By Bren O'Brien
One of Australia's most respected broadcasters and proud South Australian Bruce McAvaney has described the significant cuts to funding of SA racing as 'depressing' and a big blow for the industry in the state.
Thoroughbred Racing South Australia announced on December 21 that it would need to slash the prizemoney for two of SA's feature races, the Goodwood and Robert Sangster S. as well as cut infrastructure funding by $2.25 m in light of the impacts of the introduction of a Point of Consumption Tax on government funding.
Repeated pleas to the state government, via Minister for Racing Corey Wingard and Treasurer Rob Lucas to boost funding or align the Point of Consumption Tax rate with other states has fallen on deaf ears and TRSA has taken the drastic action of cutting prizemoney for feature races, with the Goodwood's prizemoney cut by $250,000 to $750,000, while the Sangster S, previously worth $1 million will now be run for just $600,000.
McAvaney has been in discussion with industry figures over the impact of the cuts and told RSN's The Verdict on Monday that the whole situation was enormously frustrating.
"It wasn't surprising to me, but it was a great disappointment and a frustration. All the intel I was getting, that the treasurer wasn't going to budge," he said.

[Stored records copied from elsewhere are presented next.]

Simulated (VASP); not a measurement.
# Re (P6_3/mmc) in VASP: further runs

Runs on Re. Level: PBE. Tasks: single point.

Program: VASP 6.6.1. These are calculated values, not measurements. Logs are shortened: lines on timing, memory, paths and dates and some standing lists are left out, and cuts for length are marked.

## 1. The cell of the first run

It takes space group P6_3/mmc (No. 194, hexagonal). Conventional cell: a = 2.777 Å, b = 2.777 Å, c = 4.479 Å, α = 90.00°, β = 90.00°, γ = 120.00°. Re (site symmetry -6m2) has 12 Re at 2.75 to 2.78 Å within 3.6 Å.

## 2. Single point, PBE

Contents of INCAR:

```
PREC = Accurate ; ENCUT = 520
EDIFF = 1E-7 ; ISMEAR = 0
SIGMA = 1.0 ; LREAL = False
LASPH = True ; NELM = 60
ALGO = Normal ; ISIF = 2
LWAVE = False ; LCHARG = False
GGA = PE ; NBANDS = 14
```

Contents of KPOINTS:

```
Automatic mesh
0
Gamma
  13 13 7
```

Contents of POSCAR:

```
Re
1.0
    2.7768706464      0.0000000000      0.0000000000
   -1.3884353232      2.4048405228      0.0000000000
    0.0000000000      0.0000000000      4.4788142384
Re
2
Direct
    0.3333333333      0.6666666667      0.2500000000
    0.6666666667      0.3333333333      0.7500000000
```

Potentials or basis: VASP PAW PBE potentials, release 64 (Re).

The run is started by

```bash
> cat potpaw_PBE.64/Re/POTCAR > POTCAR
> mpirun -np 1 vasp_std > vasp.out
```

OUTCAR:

"Knowing that the prizemoney has been reduced by $1.5 million, it’s depressing, I'll be honest." - Bruce McAvaney
"This is the situation: we’ve got a racing minister who supported and wanted extra money to go to racing immediately. I think the Premier is also sympathetic, but Rob Lucas, who is a fine politician in his own right, doesn't have any empathy of sympathy in particular for racing."
"He's said he's not going to give racing any ad-hocs gifts or grants and we’ll have to wait until the budget. The problem is the budget comes after May, so Thoroughbred Racing South Australia felt compelled that they had to announce the prizemoney for their races at their festival."
"Knowing that the prizemoney has been reduced by $1.5 million, and The Goodwood goes to $750,000 and the Sangster goes to $600,000, it’s a big blow. It’s depressing, I'll be honest."
'Tearing their hair out'
Sam Hayes of Cornerstone Stud voiced his frustration at the time of the announcement, telling The Advertiser that there was an easy solution to the problem, given the predicted extra revenue the POC Tax would generate.
“Every other state in Australia is reinvesting in their industry; I can’t help but feel incredibly despondent,’’ Hayes said. “Prizemoney cuts due to a lack of commitment from our Government to invest money from tax back into the industry that is funding the tax. It’s easily addressed; it’s an easy fix."
"Every other state in Australia is reinvesting in their industry; I can’t help but feel incredibly despondent." - Sam Hayes
McAvaney has discussed the issue at length with both Hayes and Chris Watson of Mill Park Stud, two of SA's most significant breeders, and said they were 'tearing their hair out' at the latest development.
"We're at a crossroads and a crisis," he said.
However, McAvaney is hopeful that the drastic measures may only be short-term and there may be some relief in the next budget in May,
"I'm not angry, but I'm frustrated," he said.
NSW-Victoria war to benefit racing
South Australia's issues are made even more frustrating by what is happening elsewhere, with significant prizemoney boosts in both Victoria and New South Wales in recent years.
McAvaney has predicted that the tit-for-tat between Victoria and New South Wales over their feature race scheduling and prizemoney boosts will be to the benefit of Australian racing in the long run.
"I've got a feeling that long term this is all going to be good for Australian racing, I think it's got a lot of people out of their comfort zones." - Bruce McAvaney
"I think Peter V'landys' (Racing NSW CEO) job is to do his best for NSW Racing. We’d love one body governing Australian racing, but we don't have it and whilst we don’t have that, then everybody has to do their best," he said.
"Peter is really wagging a stick at the VRC and Racing Victoria, but it many ways I love the competition."
"I've got a feeling that long term this is all going to be good for Australian racing, I think it's got a lot of people out of their comfort zones."